Question

A capacitor with circular plates of radius R is charged with a constant current I as shown. Which of the following are correct?

• A. Poynting vector points radially inward everywhere on the circle.
• B. Magnetic field is clockwise as seen from above.
• C. Magnetic energy densisty is increasing with time.
• D. Poynting vector flux is equal to the rate of change of stored energy.

Answer 1

Answer: (A), (B), (D)

(A), (B), (D)

Answer 2

The given question is about a parallel plate capacitor being charged by a constant current. We need to analyze the properties of the electromagnetic fields and energy in the region between the plates.

(A) Poynting vector points radially inward everywhere on the circle.
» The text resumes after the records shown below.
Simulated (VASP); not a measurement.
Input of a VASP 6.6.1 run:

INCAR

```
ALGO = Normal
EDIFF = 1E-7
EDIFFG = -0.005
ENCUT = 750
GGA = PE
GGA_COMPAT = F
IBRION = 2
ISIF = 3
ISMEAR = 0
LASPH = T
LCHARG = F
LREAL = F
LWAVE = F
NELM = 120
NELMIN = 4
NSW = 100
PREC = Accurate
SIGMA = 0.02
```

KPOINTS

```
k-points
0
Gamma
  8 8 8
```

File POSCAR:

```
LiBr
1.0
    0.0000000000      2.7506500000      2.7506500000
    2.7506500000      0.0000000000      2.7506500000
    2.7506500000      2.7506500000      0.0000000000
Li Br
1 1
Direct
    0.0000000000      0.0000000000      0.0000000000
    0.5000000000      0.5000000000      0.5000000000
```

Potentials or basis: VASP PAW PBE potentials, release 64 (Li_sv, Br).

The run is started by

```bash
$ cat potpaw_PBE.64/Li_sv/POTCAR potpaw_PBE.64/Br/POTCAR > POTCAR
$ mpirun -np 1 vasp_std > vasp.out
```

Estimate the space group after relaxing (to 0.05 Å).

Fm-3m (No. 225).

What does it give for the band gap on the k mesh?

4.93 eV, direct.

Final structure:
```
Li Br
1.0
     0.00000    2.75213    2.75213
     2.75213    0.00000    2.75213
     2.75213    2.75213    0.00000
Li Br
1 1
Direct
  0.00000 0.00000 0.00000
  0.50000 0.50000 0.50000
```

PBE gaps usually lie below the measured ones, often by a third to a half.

The electric field between the plates points from the positive plate to the negative plate. Assuming the current I enters the top plate, it becomes positively charged, and the bottom plate becomes negatively charged. So, the electric field $\vec{E}$ points downwards. The charging current creates a displacement current between the plates, which acts as a source for the magnetic field. Using Ampere-Maxwell's law, the magnetic field $\vec{B}$ between the plates is found to be tangential and forms circles around the central axis. Using the right-hand rule with the downward displacement current, the magnetic field is clockwise as seen from above. The Poynting vector is given by $\vec{S} = \frac{1}{\mu_0} (\vec{E} \times \vec{B})$. If $\vec{E}$ is downwards and $\vec{B}$ is tangential (clockwise when viewed from above), then $\vec{E} \times \vec{B}$ points radially inward. Thus, the Poynting vector points radially inward. So, option (A) is correct.

(B) Magnetic field is clockwise as seen from above.

As explained in (A), the magnetic field is clockwise as seen from above. So, option (B) is correct.

(C) Magnetic energy density is increasing with time.

The magnetic field between the plates at a distance $r$ from the axis ($r \le R$) is given by $B = \frac{\mu_0 I r}{2\pi R^2}$. Since the charging current I is constant, the magnetic field B at any point is constant in time. The magnetic energy density is $u_B = \frac{B^2}{2\mu_0}$. Since B is constant, $u_B$ is also constant in time. So, option (C) is incorrect.

(D) Poynting vector flux is equal to the rate of change of stored energy.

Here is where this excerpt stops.